I found this post I ment to share from our last trip but I forgot to publish it:
Fred hasn't completely been on bored with this adoption, I mean he agreed to it but he has been very skeptical. He didn't want me to get too attached to the idea of all three, I think he was secretly hoping something would change my mind. As it got closer to us actually coming here I believe he warmed up to the idea but I didn't think he loved them like I did. I mean how could he... I looked at their pictures and videos EVERYDAY, I set up their rooms, I talked to their empty beds and imagined them there, I struggled over the perfect name for these little warriors. He never even asked about them, when I wanted to share updates he only half listened, so how could he love them like I did?

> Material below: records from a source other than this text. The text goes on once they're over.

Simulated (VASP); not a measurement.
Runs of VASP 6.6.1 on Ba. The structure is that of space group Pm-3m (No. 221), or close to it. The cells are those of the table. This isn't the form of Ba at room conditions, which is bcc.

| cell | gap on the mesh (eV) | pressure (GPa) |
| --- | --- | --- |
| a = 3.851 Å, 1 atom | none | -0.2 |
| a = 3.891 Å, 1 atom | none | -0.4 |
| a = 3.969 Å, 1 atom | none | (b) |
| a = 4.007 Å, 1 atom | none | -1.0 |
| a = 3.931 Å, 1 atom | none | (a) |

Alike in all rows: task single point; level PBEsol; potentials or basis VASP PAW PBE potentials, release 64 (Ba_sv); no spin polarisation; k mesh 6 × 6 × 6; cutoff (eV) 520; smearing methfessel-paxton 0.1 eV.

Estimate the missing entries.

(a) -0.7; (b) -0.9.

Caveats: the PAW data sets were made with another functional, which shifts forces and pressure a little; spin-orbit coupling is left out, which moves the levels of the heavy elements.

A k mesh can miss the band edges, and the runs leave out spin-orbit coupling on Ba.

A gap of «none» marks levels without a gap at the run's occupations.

Today was our second visit and the most amazing thing happened, I fell in love with my husband all over again! He was smooshed on this tiny set of bunk beds and trying his very best to enjoy this uncomfortable visit with our boys. He was singing to them and cuddling them and then he said something that took my breath away, he kissed each boy on the head and said "Daddy loves you guys and no matter what we are going to get you out of here!" I bout melted right there, he said it very quiet so I know it was not for my benefit but that it was truly heart felt and I just fell!!!! He did care, he did love them, maybe he does want them as much as I do!!!
Later I asked him why if he loves them didn't he ever want to talk about them or care when I gave him up dates, with tears in his eyes he said "It killed me to think of them over here all alone"!
Guys really do handle things different than us and even though I hate it and don't understand it Im sure God has it that way for a reason!!!